Paul Chambers (44) and Paul Corcoran (39) second and third in command of the council’s information systems department, were sentenced to 200 hours and 250 hours of community service respectively, by Judge John Burgess at Nottingham Crown Court on Tuesday.

The men were told that a charge of conspiring to defraud the council will be withdrawn.

Corcoran, of Clipstone, previously admitted ten thefts of laptop computers and one of a computer hard drive.

Chambers, of Mansfield, admitted five thefts of laptops.

Judge Burgess told them: “Everyone in Newark is interested in this and rightly so because you were employed by the people of Newark.

“Every theft was effectively a theft from the ratepayer.”

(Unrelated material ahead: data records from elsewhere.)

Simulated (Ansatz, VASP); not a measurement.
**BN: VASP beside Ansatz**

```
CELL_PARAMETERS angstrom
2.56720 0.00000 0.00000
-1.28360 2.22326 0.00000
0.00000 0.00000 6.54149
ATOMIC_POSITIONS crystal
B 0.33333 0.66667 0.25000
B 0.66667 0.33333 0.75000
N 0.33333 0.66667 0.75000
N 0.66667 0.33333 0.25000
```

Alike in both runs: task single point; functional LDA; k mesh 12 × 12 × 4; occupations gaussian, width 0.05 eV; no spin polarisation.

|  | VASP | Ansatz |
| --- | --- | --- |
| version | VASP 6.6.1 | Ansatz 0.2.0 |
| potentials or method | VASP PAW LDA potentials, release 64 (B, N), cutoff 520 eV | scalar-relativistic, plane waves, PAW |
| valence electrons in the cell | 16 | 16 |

The judge said the breach of trust was enormous and deplorable. He said it was right that both men lost their jobs.

The prosecutor, Mr Martin Hurst, said a council internal audit led to the police being called.

The court heard that Chambers was bankrupt, owing £37,000, and would not be able to repay the cash equivalent of the computers he stole. The judge ordered he pay a nominal sum of £1.

The court heard that the value of the computer equipment when new was a combined £17,000 but had largely depreciated in value.

In one instance a mix-up led to 30 laptops being delivered rather than the 15 ordered.

The head of information systems, Clifford Sanderson, ordered that the surplus be retained rather than sent back but not all were entered on to the council’s inventory, Mr Hurst said.

Corcoran, who has just set up his own business, must pay back within 28 days the £2,900 he made through selling the stolen computers on Ebay and, on two occasions, to a friend in the carpark at Kelham Hall.

The judge accepted that many of the computers taken by Corcoran had outlived the four-year cycle for such equipment at Kelham Hall.

The money Corcoran must pay, with an added £500 costs, falls under the Proceeds of Crime Act and goes into a central fund.

If the council wants the equivalent in compensation it must, agreed the judge, pursue the two through the civil courts.

Chambers, said his counsel, Mr Robin Brown, had not sought to sell his stolen items but passed them to his family and kept some in order to upgrade his own equipment.

Mr James Hodivala, for Corcoran, said he was a family man with two young children and was a carer for some family members. He had debts, aside from his mortgage, of £30,000.

After the case, the chief executive of the district council, Mr Andrew Muter, said the council had written to the Crown Prosecution Service to ask why a compensation order was not pursued.

He said seeking compensation through the civil courts would cost the council money, whereas there would have been no further cost if it had been pursued through the criminal case.

The sacked head of information systems, Clifford Sanderson (46) of Leicester, admitted conspiring to steal from the council and conspiracy to defraud the council.

Sanderson has also pleaded guilty to the possession of a sawn-off shotgun. No evidence was offered against him on five counts of making an indecent image of a child.

A regional sales manager for a company called Black Box Network Services, Steven Dudley (31) of Beeston, has admitted conspiring to steal from the council with Sanderson between January 1, 2001 and May 12, 2006.

The conspiracy relates to thefts of computer equipment and contract kickbacks.